So, what are the elements of an ikebana arrangement? This is a sore subject to many practitioners, who insist that schooling is required before claiming an expertise. That said, following are elements to think about.
Ikebana asks artists to incorporate flowers that represent the cycles of life—past, present and future. Or, as Beverly Hashimoto, president of Ikebana International New York Chapter #7, corrects me, “yesterday, today and tomorrow.”
In the arrangement by Marie Jeanne Lemarquis, from the Sogetsu discipline, which is more avant-garde, the Clematis stamens survive representing the past. “A bud that has not bloomed can represent the future,” adds Hashimoto. Obviously, the present is a flower that is in full bloom.
Hashimoto’s arrangement uses dried Echinacea purpurea (purple coneflower) seed heads to represent the past of summer. Because the arrangement is a glorious look to fall, Hashimoto used mums and cockscomb Celosia in autumnal hues. “Instead of greenery, I used burning-bush Euonymus, various maples and a persimmon branch,” she explains.
Another important element of ikebana is its focus on vertical heights as part of its messaging. In ancient Japan, there would be small alcoves in homes that were ideal for these styled flower arrangements, which are what started this focus.

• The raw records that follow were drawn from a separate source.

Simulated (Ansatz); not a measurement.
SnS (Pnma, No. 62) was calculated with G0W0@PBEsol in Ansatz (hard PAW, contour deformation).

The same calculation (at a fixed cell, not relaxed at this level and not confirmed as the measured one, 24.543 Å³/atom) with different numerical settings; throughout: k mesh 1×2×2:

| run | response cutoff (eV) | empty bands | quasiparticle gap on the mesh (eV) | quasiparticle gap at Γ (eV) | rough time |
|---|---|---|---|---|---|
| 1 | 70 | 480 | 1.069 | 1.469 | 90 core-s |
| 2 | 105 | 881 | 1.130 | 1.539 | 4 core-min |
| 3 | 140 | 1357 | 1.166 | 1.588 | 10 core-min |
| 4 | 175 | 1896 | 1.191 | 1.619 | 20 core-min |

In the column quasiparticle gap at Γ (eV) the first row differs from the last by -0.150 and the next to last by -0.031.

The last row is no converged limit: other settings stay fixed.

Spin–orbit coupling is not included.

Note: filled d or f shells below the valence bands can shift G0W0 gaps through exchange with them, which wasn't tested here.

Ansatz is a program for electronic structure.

Nature must always be a focal point. “Emptiness also has its beauty,” explains Noritaka Noda, a master practitioner of Ikenobo, the most classic and oldest school under the ikebana umbrella. “A branch that extends beyond the horizon expresses continuity.”
Then, there is the debate over the use of wire in ikebana arrangements. Some ikebana disciplines/schools, such as Sogetsu and Ryusei-ha, allow the use wire to create an art form while others, including Ikenobo, forbid its use or, at the very least, require that it be hidden.
Another lesson to learn from ikebana philosophy is that one doesn’t need many flowers to create beauty. Often, with just four or five flowers, one can create something memorable. Ingrid Carozzi, owner of Tin Can Studios, a floral design firm in the Red Hook neighborhood of Brooklyn, N.Y., and author of Flowers by Design, incorporated an ikebana arrangement in her book.
“Ikebana-inspired arrangements are wonderful because they can fill a table without using too many flowers,” Carozzi says. “The varying heights in this style of flower arrangement also allows each individual bloom to shine.”
Last, but not least, ikebana teaches to value not only the flower in full bloom but also the one in decay. If a petal happens to fall into the water, then so be it. It’s part of the Japanese aesthetic of wabi-sabi—that there is beauty in impermanence and imperfection—and even decay, since it is a cycle of life.
Of course, in ikebana flower arranging, imperfection is assembled in harmonious ways to look perfectly lovely.